This is from a new york times gift article from the nyt.

TikTok ban

What the administration did

    Ordered the Justice Department not to enforce a ban on TikTok for 75 days and to notify the app and its business partners that defying the law is no criminal offense.

What it could be violating

    Law barring TikTok from operating in the United States unless and until its Chinese owner sells it.

Foreign aid freeze

What the administration did

    Required blanket temporary freeze on most foreign aid.

What it could be violating

    The longer it lasts, blocking congressionally approved spending comes into greater tension with Impoundment Control Act.

Domestic grants freeze

What the administration did

    The Office of Management and Budget ordered agencies to carry out a blanket temporary freeze up to $3 trillion in domestic grants and other government spending.

What it could be violating

    The freeze has been temporarily blocked by two courts after plaintiffs raised challenges, including provisions in the Administrative Procedure Act and First Amendment rights.

U.S. Agency for International Development

What the administration did

    Moved to apparently dismantle the agency and fold its functions into the State Department, including by making Secretary of State Marco Rubio its acting director.

What it could be violating

    A law in which Congress created U.S.A.I.D. and structured it as a stand-alone entity.

Inspectors general

What the administration did

    Summarily fired 17 inspectors general, the watchdog officials who hunt for waste, fraud, abuse and illegality in government agencies.

What it could be violating

    A law that says presidents have to give Congress 30 days’ notice and a written “substantive rationale, including detailed and case-specific reasons” before any such removal.

National Labor Relations Board

What the administration did

    Summarily fired a Democratic member of the independent agency before her term was up, paralyzing the board by leaving it without a quorum.

What it could be violating

    A law that says presidents may only remove board members “upon notice and hearing, for neglect of duty or malfeasance in office, but for no other cause.”

Federal prosecutors

What the administration did

    Summarily fired prosecutors involved in the cases against President Trump or the Jan. 6 rioters.
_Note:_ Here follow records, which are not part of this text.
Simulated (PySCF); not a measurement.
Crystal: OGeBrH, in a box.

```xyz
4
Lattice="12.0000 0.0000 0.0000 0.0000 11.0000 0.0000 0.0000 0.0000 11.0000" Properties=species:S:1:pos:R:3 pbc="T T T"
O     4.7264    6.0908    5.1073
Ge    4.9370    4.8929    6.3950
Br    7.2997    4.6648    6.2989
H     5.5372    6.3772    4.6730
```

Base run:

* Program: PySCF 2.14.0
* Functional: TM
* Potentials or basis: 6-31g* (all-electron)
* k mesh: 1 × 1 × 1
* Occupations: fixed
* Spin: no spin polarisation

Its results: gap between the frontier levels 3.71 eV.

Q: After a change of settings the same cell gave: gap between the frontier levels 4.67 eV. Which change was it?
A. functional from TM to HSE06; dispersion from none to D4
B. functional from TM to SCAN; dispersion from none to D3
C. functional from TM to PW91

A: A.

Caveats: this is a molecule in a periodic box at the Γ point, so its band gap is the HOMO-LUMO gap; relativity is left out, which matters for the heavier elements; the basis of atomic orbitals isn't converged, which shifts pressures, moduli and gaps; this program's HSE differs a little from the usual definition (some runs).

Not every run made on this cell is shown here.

What it could be violating

    Civil service job protections against arbitrarily firing federal workers without a good cause and without hearings before the Merit System Protection Board.

Birthright citizenship

What the administration did

    Declared that the Constitution’s 14th Amendment will no longer be interpreted as granting citizenship to babies born on U.S. soil to undocumented parents or other visitors and instructed agencies not to issue citizenship-affirming documents, like Social Security cards, to such infants.

What it could be violating

    The longstanding understanding that the 14th Amendment does grant citizenship to such infants; a federal judge has barred agencies from obeying this order for now.